December 13, 2013 / 3:01 PM / 6 years ago

Volcker may cut CLO returns, force selling

NEW YORK (Reuters) - An initial reading of the Volcker Rules has generally left those active in the collateralize loan obligation (CLO) market breathing a sigh of relief. The final draft of the new banking legislation largely preserves CLO structures and origination mechanisms but may spur banks to divest some CLO debt and equity holdings and CLO managers to dump high-yield bonds.

Prior drafts of the legislation carved out CLOs from the definition of loan securitizations, a move that could have barred banks from making markets in CLO debt and establishing warehouse funding for CLO managers building portfolios before pricing a deal. Loan securitizations are exempt from the Volcker Rule.

“The final Volcker legislation broadens loan securitizations to cover CLOs and provides a path for CLOs to exempt themselves from the definition of ‘covered fund,’” said Elliot Ganz, general counsel at the Loan Syndications and Trading Association. “These developments should preserve most of the current features and functions seen in today’s CLO market.”

To avoid falling under the definition of a covered fund, which are subject to stricter regulatory oversight, CLOs can only hold loans, cash equivalents and foreign exchange and interest rates hedges, but no securities or commodity forwards.

Forced selling

While banks can make markets in covered funds, subject to a litany of market-making restrictions, banks cannot generally own an equity interest in covered funds. The intent behind the rule is to prevent banks from engaging in proprietary trading, but not acting as a trading liquidity agent or underwriter of covered funds.

Unless CLO managers cleanse portfolios to avoid becoming covered funds, U.S. banks holding senior CLO debt or equity tranches in their non-market making portfolios could become forced sellers of these relatively illiquid securities.

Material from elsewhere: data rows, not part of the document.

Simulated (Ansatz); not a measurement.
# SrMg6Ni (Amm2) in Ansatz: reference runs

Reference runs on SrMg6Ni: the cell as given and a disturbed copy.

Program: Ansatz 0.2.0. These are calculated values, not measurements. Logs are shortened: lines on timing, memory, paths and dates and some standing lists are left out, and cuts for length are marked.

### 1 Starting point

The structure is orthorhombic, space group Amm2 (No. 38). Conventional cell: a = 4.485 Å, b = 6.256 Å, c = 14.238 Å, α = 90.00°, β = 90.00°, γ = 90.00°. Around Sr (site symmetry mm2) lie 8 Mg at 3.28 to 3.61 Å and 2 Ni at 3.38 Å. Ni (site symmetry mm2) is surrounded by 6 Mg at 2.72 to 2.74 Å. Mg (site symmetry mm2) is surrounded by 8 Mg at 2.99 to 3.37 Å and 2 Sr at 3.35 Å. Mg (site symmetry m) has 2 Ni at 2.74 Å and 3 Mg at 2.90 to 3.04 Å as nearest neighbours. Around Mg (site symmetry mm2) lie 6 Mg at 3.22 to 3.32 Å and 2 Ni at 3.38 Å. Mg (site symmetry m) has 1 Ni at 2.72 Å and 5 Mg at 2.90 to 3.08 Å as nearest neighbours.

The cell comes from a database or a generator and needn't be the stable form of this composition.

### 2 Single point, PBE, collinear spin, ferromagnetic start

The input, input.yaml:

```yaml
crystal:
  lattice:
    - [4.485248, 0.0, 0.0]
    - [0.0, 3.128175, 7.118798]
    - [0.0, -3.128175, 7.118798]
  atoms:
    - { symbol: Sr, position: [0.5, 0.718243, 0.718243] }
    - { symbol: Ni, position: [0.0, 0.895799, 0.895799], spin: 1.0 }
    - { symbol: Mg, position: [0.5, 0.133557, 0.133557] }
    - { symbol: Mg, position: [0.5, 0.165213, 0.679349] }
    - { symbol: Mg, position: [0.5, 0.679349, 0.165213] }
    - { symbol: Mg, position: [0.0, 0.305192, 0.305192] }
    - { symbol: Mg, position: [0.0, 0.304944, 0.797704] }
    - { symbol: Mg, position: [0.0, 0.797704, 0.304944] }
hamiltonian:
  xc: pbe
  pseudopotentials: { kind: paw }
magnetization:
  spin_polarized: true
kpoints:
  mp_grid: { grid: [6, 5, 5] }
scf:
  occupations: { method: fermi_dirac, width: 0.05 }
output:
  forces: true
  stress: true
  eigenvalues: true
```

Senior Triple A CLO debt tranches may be caught under Volcker ownership definitions that include the right to replace investment managers and general partners - making it impossible for banks to hold such paper. The indentures of many Triple A CLO debt tranches empower bondholders to remove existing managers.

“On the face of the rule text, it appears that the traditional ability of Triple A CLO note holders to remove managers for cause would cause a non-excluded CLO to fall under Volcker’s covered fund ownership prohibition,” said J Paul Forrester, a partner at Mayer Brown’s structured finance practice. “If, as is likely, this is an unintended result, interpretative relief would likely be needed to clarify this important issue.”

If the ownership provisions do ensnare the Triple A liabilities of covered funds, forced sales are likely. U.S. banks have traditionally been the biggest purchasers of Triple A CLO liabilities, which are typically the largest and most difficult tranches to place.

Lower returns

The outlawing of banks holding CLOs containing securities is likely to mean that managers sell high-yield bonds or chunks of other CLOs to remove them from the structures.

“CLOs that own securities, which include high-yield bonds and CLO tranches, may be under pressure to sell such holdings to facilitate continued relationships with bank investors,” said Daniel Hartnett, a finance partner at Kaye Scholer.

Bond holdings represent only about 2.6 percent of all assets in CLO portfolios, according to Thomson Reuters data. This translates into $7.2 billion of bonds spread across more than 700 CLOs.

However, the difference in yields paid by leveraged loans and high-yield bonds, which is amplified by embedded CLO leverage, could reduce CLO equity returns if bonds are sold. The average yield-to-worst of a high-yield bond is currently 5.67 percent, according to the Bank of America Merrill Lynch High Yield Index, whereas Thomson Reuters data calculates current primary leveraged loan yields at 4.86 percent.

In addition, a number of CLOs contain tranches with fixed coupons. Removing fixed coupon bonds that earn a spread over such tranches also could affect returns.

Affected CLO managers would need to consider shedding their bonds soon, since the Volcker Rules, which become partially effective at the beginning of April 2014, do not allow for any “grandfathering” or holdings exemptions for existing CLOs. Banks have until July 21, 2015, to fully conform to the new rules.

“Although the Volcker Rule could arguably reduce CLO equity returns by effectively eliminating the bond bucket for CLOs looking to meet the loan securitization exemption, the final Volcker Rule does validate the role of CLOs in enabling banks to continue creating and extending credit,” said Deborah Festa, a partner in the Alternative Investments practice at Milbank Tweed Hadley & McCoy.